Homeshoring and Hoteling, for Cost Savings and More
Faced with falling print revenues (especially in Classifieds) and a poor economy, it needed to cut costs. Rather than lay off a few more reporters like most newspapers do these days, they're moving reporters out of their current offices and getting them into the field as mobile journalists. Read more in this Editor and Publisher story.
When reporters and editors need to be in an office together, they'll call ahead to reserve space at a new, smaller location -- a growing trend in business called hoteling. The paper expects to save $2.4 million a year on electricity, cleaning crews and building maintenance, with more to come when they sell the land.
Why do I like this idea? Well first, I'm obviously not happy that newspapers need to resort to such measures, but it makes more sense than cutting further into the reporting base that creates demand for a newspaper in the first place. It's a good example of taking a bad situation and turning it into a positive.
I also think it makes a ton of sense from a strategic perspective. Of course you want your journalists out of the office and in the communities they serve. Thanks to nearly ubiquitous cellular coverage, quality mobile broadband services and wifi, it's now possible for an employee to work from anywhere. I think news organizations should be doing more to mobilize their employees in general, regardless of cost savings.

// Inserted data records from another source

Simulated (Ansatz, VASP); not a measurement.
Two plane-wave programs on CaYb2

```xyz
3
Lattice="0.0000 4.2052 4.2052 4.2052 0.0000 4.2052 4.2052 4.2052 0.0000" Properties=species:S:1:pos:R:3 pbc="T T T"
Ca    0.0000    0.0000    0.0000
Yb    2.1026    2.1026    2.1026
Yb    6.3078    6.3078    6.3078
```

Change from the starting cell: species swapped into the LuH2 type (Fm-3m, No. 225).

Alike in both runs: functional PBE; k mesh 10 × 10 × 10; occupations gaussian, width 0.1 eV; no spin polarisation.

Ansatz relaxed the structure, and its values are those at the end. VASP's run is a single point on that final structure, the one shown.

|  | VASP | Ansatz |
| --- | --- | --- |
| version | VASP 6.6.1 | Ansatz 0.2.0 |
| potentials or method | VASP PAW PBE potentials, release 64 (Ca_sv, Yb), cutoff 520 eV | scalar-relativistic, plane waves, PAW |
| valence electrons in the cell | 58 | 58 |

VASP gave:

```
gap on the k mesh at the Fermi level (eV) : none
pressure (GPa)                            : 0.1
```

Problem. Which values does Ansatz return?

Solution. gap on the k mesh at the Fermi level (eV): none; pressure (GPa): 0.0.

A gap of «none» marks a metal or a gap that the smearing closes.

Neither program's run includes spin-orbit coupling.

Trust me, I know what I'm talking about, as I just spent my entire workday yesterday at a place called The Cup in Boulder, Colorado, surrounded by lots of MacBook Pro-toting entrepreneurs. I got a lot done, and so did they. Compared to four years ago when I felt strange pulling out my laptop at a coffee shop, today you almost stand out if you don't have a laptop.
As a remote employee who has worked out of a basement office for over four years, I find that it's sometimes helpful to trick my senses into thinking I'm in an office by working from a wifi coffee shop. It's actually more efficient than an office though because I don't know any of the people sitting around me. There's no temptation to waste time shooting the breeze. We all sit there hunched over our laptops typing away, with an occasional sip of coffee. We still spend a lot of time communicating with colleagues through instant messages, e-mail and phone calls, but most of those interactions are focused on work.
I know this probably sounds like a scene out of the movie Brazil. It's weird and different, but it works. And for you managers out there, I can tell you that we work-from-homers are also a lot happier than office workers. We have an extra 40-60 minutes each day thanks to no commute, we're more protected from the sting of $4/gallon gas, and we work on our own terms. And while you will very likely not believe this, most of us are also more productive thanks to fewer distractions.